Amazon EMR
Developer Guide

HBase Cluster Prerequisites

An Amazon EMR cluster should meet the following requirements in order to run HBase:

  • The AWS CLI (optional)—To interact with HBase using the command line, download and install the latest version of the AWS CLI. For more information, see Installing the AWS Command Line Interface in the AWS Command Line Interface User Guide.

  • At least two instances (optional)—The cluster's master node runs the HBase master server and Zookeeper, and slave nodes run the HBase region servers. For best performance, HBase clusters should run on at least two EC2 instances, but you can run HBase on a single node for evaluation purposes.

  • Long-running cluster—HBase only runs on long-running clusters. By default, the CLI and Amazon EMR console create long-running clusters.

  • An Amazon EC2 key pair set (recommended)—To use the Secure Shell (SSH) network protocol to connect with the master node and run HBase shell commands, you must use an Amazon EC2 key pair when you create the cluster.

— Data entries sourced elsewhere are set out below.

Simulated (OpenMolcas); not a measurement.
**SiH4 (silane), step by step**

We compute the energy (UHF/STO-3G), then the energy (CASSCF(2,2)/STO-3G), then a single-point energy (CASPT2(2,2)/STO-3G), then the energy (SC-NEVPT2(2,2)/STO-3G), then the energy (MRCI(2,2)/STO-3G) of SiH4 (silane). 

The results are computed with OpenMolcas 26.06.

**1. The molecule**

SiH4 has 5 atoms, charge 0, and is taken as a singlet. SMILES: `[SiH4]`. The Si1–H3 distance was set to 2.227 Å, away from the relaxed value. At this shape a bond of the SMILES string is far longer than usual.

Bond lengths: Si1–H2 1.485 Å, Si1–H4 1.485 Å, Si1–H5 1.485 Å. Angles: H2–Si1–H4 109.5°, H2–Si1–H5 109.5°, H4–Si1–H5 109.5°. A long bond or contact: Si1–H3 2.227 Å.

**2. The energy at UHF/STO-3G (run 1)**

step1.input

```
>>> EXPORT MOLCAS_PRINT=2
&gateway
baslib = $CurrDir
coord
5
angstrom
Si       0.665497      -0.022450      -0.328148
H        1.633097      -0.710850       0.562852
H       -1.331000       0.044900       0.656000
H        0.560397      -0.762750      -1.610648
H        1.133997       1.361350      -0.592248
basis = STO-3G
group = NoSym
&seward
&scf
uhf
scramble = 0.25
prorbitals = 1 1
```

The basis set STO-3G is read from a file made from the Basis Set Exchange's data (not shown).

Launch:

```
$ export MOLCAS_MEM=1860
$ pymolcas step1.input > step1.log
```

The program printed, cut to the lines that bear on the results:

  • The correct AMI and Hadoop versions—HBase clusters are currently supported only on Hadoop 20.205 or later.

  • Ganglia (optional)—To monitor HBase performance metrics, install Ganglia when you create the cluster.

  • An Amazon S3 bucket for logs (optional)—The logs for HBase are available on the master node. If you'd like these logs copied to Amazon S3, specify an S3 bucket to receive log files when you create the cluster.